Business News
Consolidated Graphics Reports Preliminary June 2009 First Quarter Results
Thursday 24. July 2008 - Consolidated Graphics, Inc. (NYSE:CGX) today announced preliminary results for its quarter ended June 30, 2008.
The Company expects diluted earnings per share to be between $.80 – $.84. This compares with earnings of $.96 per diluted share in the same quarter a year ago and management’s previous expectations of $1.10 – $1.20 per diluted share. Revenue in the June quarter is expected to be $285 million, compared to $259 million in the same quarter a year ago and management’s previous expectations of $300 – $310 million. Operating income is expected to be between $19.1 – $20.0 million, or between 6.7% – 7.0% of sales, compared to $24.8 million or 9.6% of sales in the same quarter a year ago.
The Company attributes the lower than expected results to the weakness of the overall U.S. economy, a more competitive pricing environment and a slower than expected start in the new fiscal year for its two most recent acquisitions. The Company’s same store sales (which excludes the two recently acquired businesses and election-related printing) are expected to decline 3.9% for the June quarter compared to management’s previously expected decline of 0% – 2%. Partially offsetting this decline, the Company expects election- related business for the June quarter to be $ 5.9 million, in-line with its previous expectations, and to continue to strengthen through the election season. Including election related sales, same store sales declined year-over-year 2.1% during the quarter ended June 30, 2008.
“These results clearly reflect the impact of the weaker U.S. economy on our sales volumes as well as our selling prices,” commented Joe R. Davis, Chairman and Chief Executive Officer of Consolidated Graphics. “During the first quarter, we continued our cost-control initiatives throughout the Company that we believe succeeded in managing our expenses, particularly labor costs, in-line with revenues. Despite the decline in same store sales of 2.1% during the quarter, we believe we performed better than the overall printing industry.”

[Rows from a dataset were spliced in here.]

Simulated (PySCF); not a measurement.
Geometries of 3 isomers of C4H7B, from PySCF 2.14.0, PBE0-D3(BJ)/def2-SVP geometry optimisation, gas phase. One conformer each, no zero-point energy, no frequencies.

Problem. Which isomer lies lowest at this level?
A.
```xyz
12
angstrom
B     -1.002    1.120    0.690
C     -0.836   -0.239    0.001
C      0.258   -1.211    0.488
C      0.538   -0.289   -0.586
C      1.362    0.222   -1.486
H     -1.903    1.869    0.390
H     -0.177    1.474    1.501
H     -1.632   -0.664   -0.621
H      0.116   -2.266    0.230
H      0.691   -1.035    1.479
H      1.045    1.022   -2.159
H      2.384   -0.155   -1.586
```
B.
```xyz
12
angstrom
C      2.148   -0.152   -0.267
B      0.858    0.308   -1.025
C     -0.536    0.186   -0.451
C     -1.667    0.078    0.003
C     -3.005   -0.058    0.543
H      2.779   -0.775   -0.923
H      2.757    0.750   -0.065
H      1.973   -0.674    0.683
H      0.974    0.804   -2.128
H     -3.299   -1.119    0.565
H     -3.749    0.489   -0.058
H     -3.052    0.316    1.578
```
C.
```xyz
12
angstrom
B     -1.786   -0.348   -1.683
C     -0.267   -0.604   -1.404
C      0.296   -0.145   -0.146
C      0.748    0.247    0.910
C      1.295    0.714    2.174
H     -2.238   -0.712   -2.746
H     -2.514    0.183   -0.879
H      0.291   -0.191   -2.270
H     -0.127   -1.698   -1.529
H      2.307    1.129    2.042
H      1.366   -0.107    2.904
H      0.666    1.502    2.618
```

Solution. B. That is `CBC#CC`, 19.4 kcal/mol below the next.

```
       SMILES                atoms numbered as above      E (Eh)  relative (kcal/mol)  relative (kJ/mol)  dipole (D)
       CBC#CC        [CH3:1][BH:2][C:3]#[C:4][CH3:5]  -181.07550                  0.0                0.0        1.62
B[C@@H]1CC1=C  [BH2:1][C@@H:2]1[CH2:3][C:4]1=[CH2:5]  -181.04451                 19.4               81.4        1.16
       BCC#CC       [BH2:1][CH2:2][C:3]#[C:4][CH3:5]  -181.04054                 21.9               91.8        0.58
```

Mr. Davis continued, “Despite the current economic environment, we are very optimistic about the future of Consolidated Graphics and remain confident in our long-term growth strategy. We believe our recently acquired businesses are well-run companies with solid management and customer bases, and we anticipate great things from them going forward. We continue to operate from a position of financial strength and our recent acquisitions, investments in new equipment, state of the art technology and in our people, position us extremely well for the long-term. I am especially pleased with the growth of our digital print revenue, which represented 10% of total revenues in this first quarter, and grew over 150% compared to last year.”
Based on ongoing market conditions, for the quarter ending September 30, 2008, management expects revenues of between $290 and $300 million and diluted earnings per share of $.85 to $.95. This forecast reflects a year-over-year 3%-5% same store sales decline, excluding election business, continued pricing pressure, higher share based compensation expense and a tax rate of approximately 40%.